I don’t know why nobody has ever thought to do this, but if you think baseball is boring, then why don’t you put Goose Gossage in the broadcast booth of a national telecast? That’s just a license to print ratings. It’s the old Howard Stern model. People who love Howard Stern listen for one hour, and people who hate Howard Stern listen for two hours. Gossage just doesn’t give any fucks, so people would tune in just to hear what the old bastard has to say about anything and everything. It’s one of those things where it would be infuriating to listen to if it were being said by a credible person with a sound mind, but Gossage is just your senile grandfather, talking about the old days, and he can’t really be held responsible for what he says, because he just comes from a different time.
If you missed it yesterday, Gossage came after Jose Bautista and Yoenis Cespedes for their showboat style of playing the game. The two sluggers both responded to Gossage’s comments yesterday, and Cespedes ethered the Hall of Famer by saying he didn’t even know who he was.

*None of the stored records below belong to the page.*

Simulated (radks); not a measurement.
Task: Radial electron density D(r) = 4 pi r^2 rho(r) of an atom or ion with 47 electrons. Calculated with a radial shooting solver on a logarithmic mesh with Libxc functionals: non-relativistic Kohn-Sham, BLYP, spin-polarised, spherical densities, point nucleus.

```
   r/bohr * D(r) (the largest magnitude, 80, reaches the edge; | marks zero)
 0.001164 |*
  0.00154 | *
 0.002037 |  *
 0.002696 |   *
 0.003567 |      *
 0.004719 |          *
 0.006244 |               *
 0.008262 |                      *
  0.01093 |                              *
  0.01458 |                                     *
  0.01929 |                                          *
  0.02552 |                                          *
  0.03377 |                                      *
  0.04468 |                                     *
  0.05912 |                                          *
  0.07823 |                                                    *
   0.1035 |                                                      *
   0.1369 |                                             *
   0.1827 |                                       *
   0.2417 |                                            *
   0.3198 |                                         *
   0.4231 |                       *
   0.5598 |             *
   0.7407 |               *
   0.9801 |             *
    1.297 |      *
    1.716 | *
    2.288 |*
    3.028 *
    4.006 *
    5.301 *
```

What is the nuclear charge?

Toronto was all up in arms about Gossage’s comments yesterday, so he was invited on this show up in Canada, and given the chance to back down from his harsh words. He didn’t. It’s worth the whole listen, because he’s just that crazy. Literally all over the place from Little League, to politics, to Cam Newton. Just what you’d expect from your crazy grandfather at the Thanksgiving dinner table.
The best part was when he said, “I wasn’t singling him out,” and then 60 seconds later said “I singled him out, because…” Cocaine’s a hell of a drug. Gossage’s direct quote was “Bautista is a fucking disgrace to the game. He’s embarrassing to all the Latin players, whoever played before him.” Ummmm pretty sure you singled him out, bro. And apparently Bautista is also responsible for Little League Baseball going downhill, too.
The baseball fans that think they’re baseball fans? Go back to the “old school” way, the respect; now you see kids in Little League – in the Little League World Series – act like little turds.
The interviewers were pretty big tools for asking him if he wanted to apologize for dropping F-bombs, and then when Gossage essentially called them a bunch of pussies by saying, “No. Why? You can’t take an F-word?” they flip-flopped so fast and acted like they were the biggest badasses in Canada. Oh, no! We actually say fuck all the time, Goose! Fuck yeah, Goose! Let’s get on with this motherfuckin’ interview, my man!
Then he gets to the Cam Newton thing — and big shocker, but he disclosed that he’s a Denver Broncos fan. But even if wasn’t a Broncos fan, something tells me that Gossage would still hate Cam with the fiery passion of a thousand suns.
Back in my day, we didn’t hug each other like these pussies out here today. We got fined if we even pretended to like somebody on the other team. Honestly, now that I think of it, maybe Gossage is like this because he didn’t get hugged enough. Some deep, deep shit in play here.
There was character in the game. I hated them and they hated me. And that’s the way we like it. Now, it’s a big love fest out there. Watch (batting practice): everybody’s running around, hugging each other. Like, the opposition. We got fined if we said hi to somebody!
He finished strong with his adamant stance against pies in the face after baseball games. Way too much fun, obviously. “If I see another pie in somebody’s face, I’m going to break my own TV. Act like a professional.” Could you imagine going Disney World with Goose Gossage? Just SO many people having fun that he would probably have a stroke. Keep Goose as far away from the happiest place on earth as possible. We need to keep Goose around, because he’s a Golden Goose for baseball blogging.